If I had known quarantine was coming, I would have made some different choices. For one, I would not have ordered Hilary Mantel’s The Mirror and the Light as my spring break read, since my focus would be far too fractured to get myself back into that Thomas Cromwell and the Tudors mindset. For another, I would not have assigned Dante’s Inferno and Purgatorio to my intro students as our major readings for the back half of the semester. I went into lockdown and immediately recorded ten lectures on hell in ten days. What was I thinking?
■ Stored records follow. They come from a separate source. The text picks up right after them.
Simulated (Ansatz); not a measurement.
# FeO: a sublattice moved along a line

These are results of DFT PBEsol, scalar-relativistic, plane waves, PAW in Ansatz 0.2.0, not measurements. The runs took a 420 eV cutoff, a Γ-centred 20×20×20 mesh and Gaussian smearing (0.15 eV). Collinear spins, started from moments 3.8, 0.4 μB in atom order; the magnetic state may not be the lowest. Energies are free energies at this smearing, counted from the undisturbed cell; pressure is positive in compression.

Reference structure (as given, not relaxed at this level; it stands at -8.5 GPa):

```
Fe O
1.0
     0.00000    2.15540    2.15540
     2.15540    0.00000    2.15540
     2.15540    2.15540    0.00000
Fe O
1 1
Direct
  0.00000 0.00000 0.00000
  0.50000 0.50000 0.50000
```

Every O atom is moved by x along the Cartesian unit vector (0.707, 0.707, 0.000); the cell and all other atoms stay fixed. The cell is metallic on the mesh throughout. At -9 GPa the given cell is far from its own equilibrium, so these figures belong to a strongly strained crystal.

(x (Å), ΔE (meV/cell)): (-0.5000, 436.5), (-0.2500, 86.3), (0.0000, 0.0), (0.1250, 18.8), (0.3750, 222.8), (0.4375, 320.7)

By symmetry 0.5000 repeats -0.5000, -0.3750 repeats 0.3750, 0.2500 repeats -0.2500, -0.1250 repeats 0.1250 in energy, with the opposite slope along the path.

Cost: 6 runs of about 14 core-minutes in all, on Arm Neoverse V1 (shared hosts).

I could not, of course, really change up the assigned readings for my students, but I could choose some different material for my off-duty hours (scant as they were). So, on impulse, I bought an e-book of the first book of Jacqueline Winspear’s long-running mystery series when it came on special, and started my still-ongoing adventure through the world of Maisie Dobbs.
It seemed like the right call: period mysteries have a certain comforting familiarity to them, and Winspear’s offering didn’t seem too bleak or too gritty, and that was exactly what I needed after hours of writing and recording lectures on Inferno. The setup is fairly simple: it’s 1929 in London, and the eponymous heroine is setting up her own solo office as “private inquiry agent,” or, in other words, a detective. We learn little by little that Maisie, while brilliant, came from a poor, working-class family, and by luck and hard work (and the mentorship of French scholar and detective Maurice Blanche), ended up studying at Girton College, Cambridge when WWI broke out, at which point she promptly lied about her age and followed her best friend to the front lines as a nurse.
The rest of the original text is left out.